This paper proposes a new conceptual frame for the study of analogue video aesthetics in digital culture. Updating Guy Debord’s notion of a “society of the spectacle” (1994), it will argue that we have entered an age of retrospectacle whose dominant signifier is an aesthetics of “remanence”—a term that fuses the magnetic materiality of analogue video with the cultural situation in which it finds itself today.
Today, a variety of digital media objects have rendered the “VHS style” look ubiquitous. As retro fixation fixates the image of remanence decay in digital code, it raises important questions about the tension between historical authenticity and artifice. Comparing three very different works produced through processes of analogue-digital remediation, the paper will show how the aesthetics of remanence constitutes a shared visual variable of digital culture, whose relation to the concept of authenticity remains highly heterogeneous and irreducible to simulacra.
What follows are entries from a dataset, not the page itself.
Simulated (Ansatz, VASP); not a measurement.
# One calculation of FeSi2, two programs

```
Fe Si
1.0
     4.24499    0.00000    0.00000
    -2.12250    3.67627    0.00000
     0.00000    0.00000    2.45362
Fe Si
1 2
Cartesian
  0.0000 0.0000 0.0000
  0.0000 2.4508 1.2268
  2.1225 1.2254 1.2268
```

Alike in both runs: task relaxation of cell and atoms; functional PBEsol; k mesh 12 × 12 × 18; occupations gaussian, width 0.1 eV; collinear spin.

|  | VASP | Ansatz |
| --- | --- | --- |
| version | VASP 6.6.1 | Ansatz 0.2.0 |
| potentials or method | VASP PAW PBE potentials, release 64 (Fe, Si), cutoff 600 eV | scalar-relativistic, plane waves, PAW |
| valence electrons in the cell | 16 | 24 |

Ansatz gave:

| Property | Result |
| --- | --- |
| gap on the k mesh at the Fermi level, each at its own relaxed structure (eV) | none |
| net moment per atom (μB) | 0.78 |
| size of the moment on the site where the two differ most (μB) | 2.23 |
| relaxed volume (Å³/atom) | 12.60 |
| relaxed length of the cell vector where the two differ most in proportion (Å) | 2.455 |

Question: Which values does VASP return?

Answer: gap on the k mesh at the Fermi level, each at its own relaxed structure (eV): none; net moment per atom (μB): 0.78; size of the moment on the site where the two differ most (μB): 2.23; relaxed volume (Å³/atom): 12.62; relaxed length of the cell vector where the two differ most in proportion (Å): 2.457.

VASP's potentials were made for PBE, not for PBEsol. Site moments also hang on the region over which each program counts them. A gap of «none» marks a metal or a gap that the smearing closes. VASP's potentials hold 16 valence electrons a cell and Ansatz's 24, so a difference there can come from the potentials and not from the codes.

Mark Leckey’s video art work “Fiorucci Made Me Hardcore” (1999) is a “disarmingly sincere” (Higgins 2015) treatment of technostalgia; rapper Joey Bada$$’s music video “Fromdatomb$” (David M. Helman, 2012) manifests hip hop’s credo of keepin’ it realby adding traces of analogue grain to its digital texture; and the ‘80s action pastiche Kung Fury (David Sandberg, 2015) playfully undermines both historical authenticity and medium specificity through its indiscriminate alloy of analogue and digital problems.